The museum was massive, a Napoleonic restoration of the old governmental building. Marble floors, intricate everything, etc etc. The museum was divvied up into multiple sections. Weapons, old maps, almost every coin ever minted by Venetians, A canon with an open breech, models of boats, pottery, and soooooo many paintings I couldn't begin to care about, especially as my legs were beginning to hurt. At the end we blitzed through the palatial chambers for the Napoleonic governors and maybe some Hapsburg noble. Very much Versailles-light.

After the tour of the museum we still had some time before our 2pm clock tour, so we grabbed sandwiches at a local shop (paninis make so much sense now, they can have delicious and cheap sandwiches premade, then reheat them in a few seconds and sell hundreds). We ate by the grand canal, learned we were not allowed to eat while sitting, and stood awkwardly while we enjoyed lunch.

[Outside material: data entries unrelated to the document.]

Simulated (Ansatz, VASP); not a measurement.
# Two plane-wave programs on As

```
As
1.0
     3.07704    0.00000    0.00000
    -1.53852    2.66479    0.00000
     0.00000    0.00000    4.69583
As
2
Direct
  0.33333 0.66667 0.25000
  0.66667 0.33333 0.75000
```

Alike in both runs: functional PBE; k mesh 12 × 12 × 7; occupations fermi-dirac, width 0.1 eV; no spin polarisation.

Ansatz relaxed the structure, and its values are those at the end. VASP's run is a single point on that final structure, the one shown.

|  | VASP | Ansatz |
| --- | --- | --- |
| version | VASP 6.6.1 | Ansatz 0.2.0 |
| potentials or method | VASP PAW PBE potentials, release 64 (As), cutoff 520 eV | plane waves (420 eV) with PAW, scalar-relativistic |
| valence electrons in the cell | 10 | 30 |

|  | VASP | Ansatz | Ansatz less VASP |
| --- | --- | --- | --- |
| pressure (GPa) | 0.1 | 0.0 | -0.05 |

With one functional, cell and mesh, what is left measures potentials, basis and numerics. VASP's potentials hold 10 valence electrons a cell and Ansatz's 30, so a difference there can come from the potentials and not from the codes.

Clock tower time! We walked back to the museum to meet up with the tour guide and 1 other guest (I can't believe there were huge lines for every other tour and only 1 non-Farrell for this tour - which is only offered once or twice a day). We all walked back across the square, and up to the small door which she unlocked with an ancient key.  Inside the tower we learned all about the clocks history and operation. Up until 1999 the maintenance crew lived in it, but in the last modernization they installed a wall of PLCs, high power stepper motors, and automated most of it. [If you're an Electrical Engineer that made sense, if not... it's high-power high-reliability hardware usually found on assembly lines] 

    


    

We got to watch the giant wheel-of-fortune "digital" displays change in front of us, and then headed to the top to see the giant statues, These giants (later renamed the Moors as the copper tarnished to black) were 2meteres 50cm tall [8'2"], and struck the bell with their sledge hammers before every hour (the other clocks in the square would chime the hours). The view was incredible, the whole square, and the surrounding streets. Apparently if the weather is clear enough you can see the dolomites, but they were not in evidence at this time. (Also mention the solar clock, later simplified)[The clock used to be even more badass, but they gave up on that complexity]. Then we went down a level to the side wings/roofs, from where we got to watch one of the moors strike the clock.  Great tour, 5 stars, etc etc.

Digital Display (Brian)


Next on the list was the Doge's palace. The Doge was the elected head of Venice, which essentially made him the leader of half the world's trade. Which sounds like it would make him a very powerful person, but he was elected, and the nobles were keen to keep him in line. So essentially everything was ran by committee, and the palace was devoted to rooms to both emphasize the committees, and the power of them. Entering, you would walk up gilt staircases and through the armory to your meeting room, where the various committees convened. If you were in trouble, they would put you in a dark room with imposing painting, and then you would walk through a dark door immediately past the pathway to the prison, to remind you of your uncertain future. Rumor has it they would torture prisoners nearby so you could hear their cries (and if there were no prisoners in need of torture that day, they felt no shame in hiring an actor - at least according to the tour guide I eavesdropped upon).

Great Hall (Brian)

The last stop in the palace itself was the massive great hall - a single room, one of the largest in Europe at the time, for all the nobility to meet to discuss the events of that week, and painted around the edge of the room were all the Doges of all time - except for the one who tried to stage a coup.... His portrait was conspicuously blacked out as an eternal reminder that the power rested with the nobility (Until, you know, Napoleon decided it didn't).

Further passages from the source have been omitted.